NEW YORK--(BUSINESS WIRE)--International Seaways, Inc. (NYSE: INSW) (the “Company” or “INSW”), one of the largest tanker companies worldwide providing energy transportation services for crude oil and petroleum products in International Flag markets, today announced that its joint ventures with Euronav NV, which own the FSO Africa and FSO Asia floating storage and offloading service vessels, have closed on a $220 million credit facility. Based on INSW’s 50% ownership in the joint ventures, the Company has received $110 million in proceeds from the drawdown of the facility, which it expects to use for general corporate purposes, including to partially fund the previously announced VLCC acquisition.
“With the $110 million term loan, International Seaways has further enhanced our financial flexibility while maintaining overall balance sheet strength,” said Lois K. Zabrocky, INSW’s President and CEO. “We appreciate the ongoing support of our lending bank group in arranging this attractive and opportunistic financing, highlighting the strong performance of our FSO joint ventures, the sizable contracted cash flows they generate, and the significant value of the assets.”
Ms. Zabrocky continued, “We continue to work towards a second quarter 2018 closing for the VLCC acquisition and now have in place the necessary cash funding requirements.”
The joint venture facility has an interest rate of LIBOR plus 2% and steps down over the remaining terms of the five-year contracts with North Oil Company (NOC), the new operator of the Al Shaheen oil field, off the coast of Qatar, in July 2022 and September 2022, for the FSO Asia and FSO Africa, respectively.
ING Bank Belgium SA/NV and ABN AMRO Bank N.V. acted as joint lead arrangers for the credit facility.
About International Seaways, Inc.
International Seaways, Inc. (NYSE:INSW) is one of the largest tanker companies worldwide providing energy transportation services for crude oil and petroleum products in International Flag markets. INSW owned and operated a fleet of 53 vessels as of March 31, 2018, including one ULCC, nine VLCCs, two Suezmaxes, eight Aframaxes/LR2s, 12 Panamaxes/LR1s and 15 MR tankers. Through joint ventures, it has ownership interests in four liquefied natural gas carriers and two floating storage and offloading service vessels. Additionally, the Company has signed a Stock Purchase and Sale Agreement to acquire six modern VLCCs, subject to certain financing and other conditions, expected to close during the second quarter of 2018. INSW has an experienced team committed to the very best operating practices and the highest levels of customer service and operational efficiency. International Seaways is headquartered in New York City, NY. Additional information is available at www.intlseas.com.
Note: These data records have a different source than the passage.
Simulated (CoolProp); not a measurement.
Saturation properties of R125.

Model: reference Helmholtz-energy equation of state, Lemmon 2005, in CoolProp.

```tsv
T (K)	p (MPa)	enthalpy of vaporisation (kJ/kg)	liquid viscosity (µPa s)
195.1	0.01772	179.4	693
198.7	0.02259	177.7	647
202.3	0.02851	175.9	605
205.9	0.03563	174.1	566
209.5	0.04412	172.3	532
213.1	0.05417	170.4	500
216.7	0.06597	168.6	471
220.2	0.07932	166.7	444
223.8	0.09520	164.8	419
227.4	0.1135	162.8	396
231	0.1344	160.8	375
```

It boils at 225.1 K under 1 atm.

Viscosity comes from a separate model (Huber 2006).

This release contains forward-looking statements. In addition, the Company may make or approve certain statements in future filings with the Securities and Exchange Commission (SEC), in press releases, or in oral or written presentations by representatives of the Company. All statements other than statements of historical facts should be considered forward-looking statements. These matters or statements may relate to the Company’s plans to issue dividends, its prospects, including statements regarding vessel acquisitions, trends in the tanker markets, and possibilities of strategic alliances and investments. Forward-looking statements are based on the Company’s current plans, estimates and projections, and are subject to change based on a number of factors. Investors should carefully consider the risk factors outlined in more detail in the Annual Report on Form 10-K for 2017 for the Company, and in similar sections of other filings made by the Company with the SEC from time to time. The Company assumes no obligation to update or revise any forward-looking statements. Forward-looking statements and written and oral forward-looking statements attributable to the Company or its representatives after the date of this release are qualified in their entirety by the cautionary statements contained in this paragraph and in other reports previously or hereafter filed by the Company with the SEC.